Disaster struck Runamuk yesterday.
There had been a hard frost Saturday night. When I went out Sunday morning to check on my tomato and pepper seedlings in the second grow house, every muscle in my body turned to jell-o, and I began to tingle all over. All of those precious seedlings were damaged by the frost. Limp, wet leaves and shriveled stems met my gaze as I peered into that plastic-covered grow tunnel.
I’ve been watching the weather reports closely, and I saw the forecasted hard-frost, so I took a tarp outside at nine o’clock Saturday night and fixed that over the top of the grow-house containing the nightshade seedlings. I really thought the plastic would protect them. After all, farmers keep seedlings in hoop-houses, which are not heated in any way.
Oh how wrong I was!
Maybe it was the 3 mil plastic–I wonder if I had used a heavier gauge would that have changed the situation at all?
For the next couple of hours all I could think about was what a dismal failure I am as a gardener–as a prospective farmer! How could I have allowed that crop to die like that!?
That crop was going to give me a head-start on tomatoes and peppers, my crop would have been slightly earlier than many other folks’ tomatoes and peppers. Not to mention all of the extra seedlings I’d planned to sell at roadside for some extra revenue, which is sorely needed in my start-up venture.
But now it’s all gone.
So I took in a movie with my sister, which took my mind off my misfortune for a couple of hours; then I returned home to face the awful truth.
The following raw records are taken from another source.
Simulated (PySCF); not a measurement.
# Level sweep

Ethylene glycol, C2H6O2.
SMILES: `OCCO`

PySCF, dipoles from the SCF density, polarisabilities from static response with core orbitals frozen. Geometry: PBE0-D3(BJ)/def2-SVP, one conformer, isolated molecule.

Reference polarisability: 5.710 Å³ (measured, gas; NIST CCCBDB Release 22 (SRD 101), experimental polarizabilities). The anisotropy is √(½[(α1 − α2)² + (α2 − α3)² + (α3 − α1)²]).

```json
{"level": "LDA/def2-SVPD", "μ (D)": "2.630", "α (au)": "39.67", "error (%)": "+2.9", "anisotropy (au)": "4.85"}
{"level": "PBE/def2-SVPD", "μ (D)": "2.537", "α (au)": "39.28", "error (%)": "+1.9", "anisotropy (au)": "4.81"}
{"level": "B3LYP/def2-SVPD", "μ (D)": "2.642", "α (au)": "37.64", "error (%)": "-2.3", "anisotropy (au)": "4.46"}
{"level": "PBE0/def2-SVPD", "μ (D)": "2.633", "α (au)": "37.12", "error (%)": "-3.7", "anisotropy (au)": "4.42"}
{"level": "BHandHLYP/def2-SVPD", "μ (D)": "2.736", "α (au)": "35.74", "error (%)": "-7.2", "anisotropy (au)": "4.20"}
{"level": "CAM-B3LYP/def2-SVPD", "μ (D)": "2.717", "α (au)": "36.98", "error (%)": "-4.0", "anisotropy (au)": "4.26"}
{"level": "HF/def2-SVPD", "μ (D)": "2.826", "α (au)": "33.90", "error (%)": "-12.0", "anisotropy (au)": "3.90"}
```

I brought back into the house tray after tray of cold-ravaged seedlings and proceeded to pluck the stems from the pots, tapping all of the soil into a 5-gallon pail to be used again, and tossed the damaged seedlings onto a pile to become compost.
Then I sat at the kitchen table replanting tomatoes and peppers until ten o’clock at night.
Now instead of having a crop that will be ready slightly early, I will have a crop that will be ready a bit late. With the exception of the Black Prince variety, which produces an early crop–that one will probably produce “on-time”.
It all comes from trying to start up something with nothing.
I’ve got no hoop-house, no greenhouse, not even a spare room inside my house. My seedlings are under lights in our dinning/living room space, in front of our big picture window. Not the most ideal of situations–but still doable. And it is my hope that I can work Runamuk up so that I can invest in the proper equipment and structures as I go.
So it was a huge disappointment, and a set-back, but I will not let it get me down for long. I will take this as another of life’s lessons–a harsh lesson, but one I surely will never forget.